Other lands that are excellent for fixing mana require a payment in life. The best are the Ravnica: City of Guilds block shocklands. These were reprinted in Return to Ravnica block, which keeps their cost from being too expensive. Paying two life for the land to enter untapped is a really easy cost for Commander.
An older example for paying life is the painlands from Ice Age and Apocalypse. The Ice Age painlands are the allied cycle, which has seen a great many printings. The good news is that you can easily get a cheap painland. The bad news is that many of the cheap ones have white borders. The Apocalypse enemy colored painlands have fewer printings, but more are black-bordered.
You are likely to take more damage from a painland than from a shockland, but you only need to take the damage when you really need it. Be careful: if someone has a damage doubler like Furnace of Rath out, you will take two damage every time you need a color from a painland. This damage applies to City of Brass as well.
Three- and five-color decks, and four-color decks after November and Commander 2016, are where you want to run City of Brass. Most two-color decks can use other lands and not take the excessive damage from an early City. Mana Confluence is like City of Brass, except better. You don’t take damage from tapping it if Chromatic Lantern, Prismatic Omen, or Urborg, Tomb of Yawgmoth is out. City of Brass still pings you.
The other option is time. There are many lands that will fix colors for a cost in time: they enter the battlefield tapped. Commander players are fortunate: they can use all the lands that have an upside to balance out entering tapped. Scry 1 is a nice effect provide by the Theros block Temples, and the Zendikar Refuges give one life. Khans of Tarkir provided functional reprints for the ally colors and the missing link for the enemy-colored pairs.
Underappreciated Mana
Some lands are underappreciated, basic lands in particular. Basic lands “do nothing.” They are simple, they don’t fix colors too well, and they have no upside. At least, that is the argument. That argument is wrong. Basic lands are the safest permanent in Magic, doubly so in Commander. Mass land destruction is typically frowned upon, but players will still punish greedy manabases. Ruination, Blood Moon, Magus of the Moon, Wave of Vitriol, Back to Basics, Trench Wurm, Fulminator Mage, Price of Progress, and more hurt nonbasic lands.
It often makes sense to cut basic lands for mana fixing, but be careful. Anathemancer is a popular card to punish players and Price of Progress is easy to get. I have seen an Oloro, Ageless Ascetic player go from almost 30 life to dead off a Price of Progress because the deck only had four basics.

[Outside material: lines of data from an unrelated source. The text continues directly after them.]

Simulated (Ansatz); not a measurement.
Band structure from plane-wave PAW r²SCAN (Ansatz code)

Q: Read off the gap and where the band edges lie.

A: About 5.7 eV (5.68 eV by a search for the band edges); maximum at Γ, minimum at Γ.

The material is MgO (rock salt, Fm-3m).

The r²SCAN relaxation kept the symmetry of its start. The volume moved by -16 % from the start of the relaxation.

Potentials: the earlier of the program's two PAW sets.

The other benefit of basic lands is how they can be found easily and have support. Fetchlands, most green ramp, Pilgrim’s Eye and Solemn Simulacrum, and Liliana of the Dark Realms care about basic lands. The domain mechanic also cares about the basic lands. Run basics. They never let you down.
Creature-lands (“critter-lands” makes me giggle, so I use that term) are vastly underrated in Commander. Many games go to attrition, and the critter-lands excel in attrition scenarios. They dodge sorcery-speed removal, including almost every sweeper in the format. In decks with Equipment, it is worth running a couple just for times when things are grim. They do enter the battlefield tapped, but the little tempo loss is easily overcome later. Two-color critter-lands can also aid in mana fixing, as if they didn’t have enough value before. Creeping Tar Pit deserves special mention because it is an effective planeswalker killer. Hissing Quagmire functions like a rattlesnake to keep opponents away. Deathtouch should not be underrated.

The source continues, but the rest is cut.